A footnote to this discussion is that we probably could do a lot more with WorldCat data once we begin to think about it. How is HarperCollins doing with its library sales for children’s books on the West Coast? With so many publishers questioning the economic and promotional value of having libraries purchase ebooks, wouldn’t we like to know which books are in a particular geographical area and map those figures against local bookstore sales (while we still have local bookstores)? There is a business here: WorldCat as database publisher, mining its own information and selling reports to publishers about market trends. WorldCat, in other words, could become the A.C. Nielsen of institutional markets.
And, boy, we could use an A.C. Nielsen. The irony of the small corner of the information industry that is known as the book business is the paucity of information about books. The book business is being upended by digital technology, but getting information to navigate these rough seas is almost impossible. Surely we should have as much information about books as we have information in them.

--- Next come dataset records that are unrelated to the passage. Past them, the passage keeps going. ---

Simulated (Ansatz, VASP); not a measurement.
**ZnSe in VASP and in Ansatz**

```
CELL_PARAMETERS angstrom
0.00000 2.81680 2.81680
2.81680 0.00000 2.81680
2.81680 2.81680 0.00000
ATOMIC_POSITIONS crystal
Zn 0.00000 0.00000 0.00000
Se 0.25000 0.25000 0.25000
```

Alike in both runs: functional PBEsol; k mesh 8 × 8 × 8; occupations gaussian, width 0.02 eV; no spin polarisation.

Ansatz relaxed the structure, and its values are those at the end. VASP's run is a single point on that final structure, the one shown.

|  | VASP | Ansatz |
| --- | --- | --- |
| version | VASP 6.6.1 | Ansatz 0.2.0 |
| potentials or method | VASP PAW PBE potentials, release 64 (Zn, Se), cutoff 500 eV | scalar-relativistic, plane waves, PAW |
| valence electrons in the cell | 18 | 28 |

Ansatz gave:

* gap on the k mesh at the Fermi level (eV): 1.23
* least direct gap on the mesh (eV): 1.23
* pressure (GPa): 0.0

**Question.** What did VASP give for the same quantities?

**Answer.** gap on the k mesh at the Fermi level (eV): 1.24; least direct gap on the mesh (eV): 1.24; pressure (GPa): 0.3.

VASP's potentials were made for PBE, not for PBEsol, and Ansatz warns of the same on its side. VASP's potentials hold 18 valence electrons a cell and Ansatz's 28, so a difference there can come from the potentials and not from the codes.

This has practical consequences. With university presses under so much financial pressure nowadays, any number of solutions have been put forward as to how to “save them.” (My own contribution to this debate is here.) Most of these proposals involve getting university presses to work more closely with university libraries. The question is, If libraries are a small and declining part of the university press ecosystem, should the presses be looking elsewhere — specifically, to sales to individuals, which make up the single largest segment for sales? But we can’t answer that question because we don’t have the data.
Mr. Bezos, tear down this wall!